Hi team,
I am trying to create reusable components with UI metadata and metrics persisted. It seems that I need to explicit about outputting metadata and metrics in the component.yaml file. For example, confusion_metric
name: Confusion matrix
description: Calculates confusion matrix
inputs:
- {name: Predictions, type: GCSPath, description: 'GCS path of prediction file pattern.'} # type: {GCSPath: {data_type: CSV}}
- {name: Target lambda, type: String, default: '', description: 'Text of Python lambda function which computes target value. For example, "lambda x: x[''a''] + x[''b'']". If not set, the input must include a "target" column.'}
- {name: Output dir, type: GCSPath, description: 'GCS path of the output directory.'} # type: {GCSPath: {path_type: Directory}}
outputs:
- {name: MLPipeline UI metadata, type: UI metadata}
- {name: MLPipeline Metrics, type: Metrics}
implementation:
container:
image: gcr.io/ml-pipeline/ml-pipeline-local-confusion-matrix:1.0.0
command: [python2, /ml/confusion_matrix.py]
args: [
--predictions, {inputValue: Predictions},
--target_lambda, {inputValue: Target lambda},
--output, {inputValue: Output dir},
]
fileOutputs:
MLPipeline UI metadata: /mlpipeline-ui-metadata.json
MLPipeline Metrics: /mlpipeline-metrics.json
However, in the component specification. It mentions that fileOutputs is a Legacy property and should not be used.
They are contradicting each other. Also, I could not find any documentation saying we need to use fileOutputs in the component.yaml file to persist UI metadata and metrics.
So I wonder what is the correct way to output UI metadata and metrics?
Thanks
Bin
It mentions that fileOutputs is a Legacy property and should not be used.
They are contradicting each other.
Yes, the confusion_matrix component still uses a legacy way to describe outputs.

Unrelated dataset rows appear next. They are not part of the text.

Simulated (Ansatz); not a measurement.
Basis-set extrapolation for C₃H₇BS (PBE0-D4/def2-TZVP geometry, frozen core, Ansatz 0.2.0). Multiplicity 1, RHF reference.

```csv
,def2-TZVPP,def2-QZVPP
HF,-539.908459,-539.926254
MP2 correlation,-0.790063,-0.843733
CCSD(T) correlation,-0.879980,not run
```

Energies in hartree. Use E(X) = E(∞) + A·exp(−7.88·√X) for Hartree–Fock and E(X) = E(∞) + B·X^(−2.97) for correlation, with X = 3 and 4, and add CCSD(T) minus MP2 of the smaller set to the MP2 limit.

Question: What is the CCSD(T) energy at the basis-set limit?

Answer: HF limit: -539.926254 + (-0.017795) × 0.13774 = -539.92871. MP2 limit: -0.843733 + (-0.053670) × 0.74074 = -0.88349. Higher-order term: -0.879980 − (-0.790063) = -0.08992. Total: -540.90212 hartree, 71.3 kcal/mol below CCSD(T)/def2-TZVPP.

fileOutputs works, but we really discourage its usage.
Before:
args: [
--predictions, {inputValue: Predictions},
--target_lambda, {inputValue: Target lambda},
--output, {inputValue: Output dir},
]
fileOutputs:
MLPipeline UI metadata: /mlpipeline-ui-metadata.json
MLPipeline Metrics: /mlpipeline-metrics.json
after:
args: [
--predictions, {inputValue: Predictions},
--target_lambda, {inputValue: Target lambda},
--output, {inputValue: Output dir},
--metadata-path, {outputPath: MLPipeline UI metadata},
--metrics-path, {outputPath: MLPipeline Metrics},
]
The confusion matrix component will be fixed at some point in the future: https://github.com/kubeflow/pipelines/pull/580/files#diff-a65b15d94e67f77a796e4940651e5c62
Thanks for the example! I think it would be nice to add this information in the documentation, as it does not have a clear example on how to output the UI metadata and metrics in the component.yaml file.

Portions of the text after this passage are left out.